2006 Puligny Montrachet (Village Appellation) bottled a year ago is a very good vintage for white wine, very subtle and quite full. The wine 18 months in oak but we use no more than 20 percent new oak. So the oak does not jump at you, it is more subtle. The wine has energy, life, vibration. It has to be precise and sharp, but lively. We are not looking to make wines that are rich like a Chardonnay or a Voignier of the New World. Our wine has minerality with acidity which comes from the soil in the northern part of Burgundy and is flinty. It can age for 20 years, if you want.
I love older white wines but this is a question of taste. The English and the Americans like their whites young. In my opinion four to five years is good, especially if the wine is drunk by itself. Most importantly, trust your own taste.

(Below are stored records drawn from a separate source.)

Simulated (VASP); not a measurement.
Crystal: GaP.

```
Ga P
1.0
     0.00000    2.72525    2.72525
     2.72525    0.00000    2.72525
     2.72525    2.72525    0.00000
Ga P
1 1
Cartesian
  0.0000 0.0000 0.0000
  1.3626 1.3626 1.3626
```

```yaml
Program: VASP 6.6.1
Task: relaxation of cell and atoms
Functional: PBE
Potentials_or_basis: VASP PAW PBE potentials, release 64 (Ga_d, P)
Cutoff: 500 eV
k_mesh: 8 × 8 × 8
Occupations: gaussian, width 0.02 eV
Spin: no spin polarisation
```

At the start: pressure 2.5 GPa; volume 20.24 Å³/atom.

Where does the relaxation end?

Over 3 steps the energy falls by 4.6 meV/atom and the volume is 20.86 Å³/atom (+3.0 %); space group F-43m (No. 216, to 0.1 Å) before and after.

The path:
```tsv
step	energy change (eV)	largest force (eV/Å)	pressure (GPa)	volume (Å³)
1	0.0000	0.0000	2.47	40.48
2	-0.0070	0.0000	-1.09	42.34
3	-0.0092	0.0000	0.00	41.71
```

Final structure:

2006 Gevrey Chambertin is very young for red wine but it is a vintage that is forward, more developed. It is lighter does not have the same concentration of tannins but a delightful elegance that is light and airy. There is purity in the 2006 vintage with a direct link to the soil, and the Pinot Noir grape is quite expressive. You would not mistake it for Gamay. It is the Morgon that talks here. In the 2006 Gevrey Chambertin it is the Pinot Noir but with time the grape will recede. There is spiciness in the nose but the feel in the mouth is a little tight. Although it is not ready to drink, some people like it like this.

In our wine making practice the best wine possible goes into the blends
and then 20 to 30% of the wine we declassify or replier and put in the villages appellation. We do this with all our wines. The amount we declassify depends on the vintage. In 2005 we declassified very little. But at other times when the vintage is tougher, it can go up to 30 or 40%. Most quality producers follow this practice but it depends on each one’s policy.
Our main markets are the US, UK, Canada and Japan. China is growing. The US market is 40% for all Burgundy and is the number one market. They are ready to pay for quality. In hard times instead of buying wine people say, let’s first drink what’s in our cellar first. We keep no inventory; everything we produce is sold, mostly on allocation.
In Burgundy we keep back stocks only for the pleasures of the house. Now wine drinkers are trading down buying a 30$ wine instead of 50$. So in the US the volume is the same but there is a 20 percent downturn in price.
India is going to grow step by step with the young generation who travel more to experience other cultures. The people will learn to consume a little wine and drink more at home, especially the Great Wines. Wine drunk with food is not alcohol, it is part of our culture and it is food too.

Maison Louis Jadot wines are imported by Brindco Sales Ltd. The wines cost between Rs 2000 to Rs 25,000 for the Grand Crus.